My full schedule has not been conducive to blogging. I haven’t dropped off the face of the earth, but I’m not blogging as much as I have in the past for two main reasons 1) grad school, and 2) department chair. Well, I’m not taking any classes this summer for a variety of reasons, most of which have to do with money, and I will no longer be the English department chair at my school. I think it’s a good thing for my family that I will no longer have this role. I am hoping that giving up this leadership role will enable me more time to be reflective here at my blog.

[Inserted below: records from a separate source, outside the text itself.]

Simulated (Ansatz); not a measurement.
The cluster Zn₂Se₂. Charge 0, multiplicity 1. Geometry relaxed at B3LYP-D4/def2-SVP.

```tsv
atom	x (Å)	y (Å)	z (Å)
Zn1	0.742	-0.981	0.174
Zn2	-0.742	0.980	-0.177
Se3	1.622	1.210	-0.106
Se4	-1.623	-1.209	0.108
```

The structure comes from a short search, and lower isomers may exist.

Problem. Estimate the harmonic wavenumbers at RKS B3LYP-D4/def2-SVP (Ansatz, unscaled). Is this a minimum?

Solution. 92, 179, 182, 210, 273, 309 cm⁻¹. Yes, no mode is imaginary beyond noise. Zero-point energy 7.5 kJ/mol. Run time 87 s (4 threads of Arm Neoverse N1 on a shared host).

Like my students, I can feel the end of the year. We really have just three more weeks before final exams. I am noticing that I’m working hard to try to keep my students engaged. In the past, I’ve given in to spring fever, but I’ve learned that I have to work extra hard at the end of the year on planning engaging lessons. I am not going to flatter myself that my students always respond the way I wish they would, but I had a great class today (at the very end of the day, no less) in which we read and discussed Robert Browning’s poem “Porphyria’s Lover.” I created the lesson plan I used today about 10 years ago as part of a model lesson for a job I really wanted (and got). I also published it in an old edition of Ideas Plus (I think it was No. 16, but I’m not sure). I’ve described it in a previous post. Because this is only my second year teaching British literature (my passion), I have only had the chance to teach this lesson three times, but each time, I have had the same success with students. It’s so exciting to see them debating about a poem, each side pulling out lines to back up their claims. It’s a great little close reading exercise that can be done in a class period. It’s important for me to have time to reflect—to celebrate the successes and dissect the flops.

When it works and a class is really clicking, and all the students are into it, there’s nothing quite like teaching.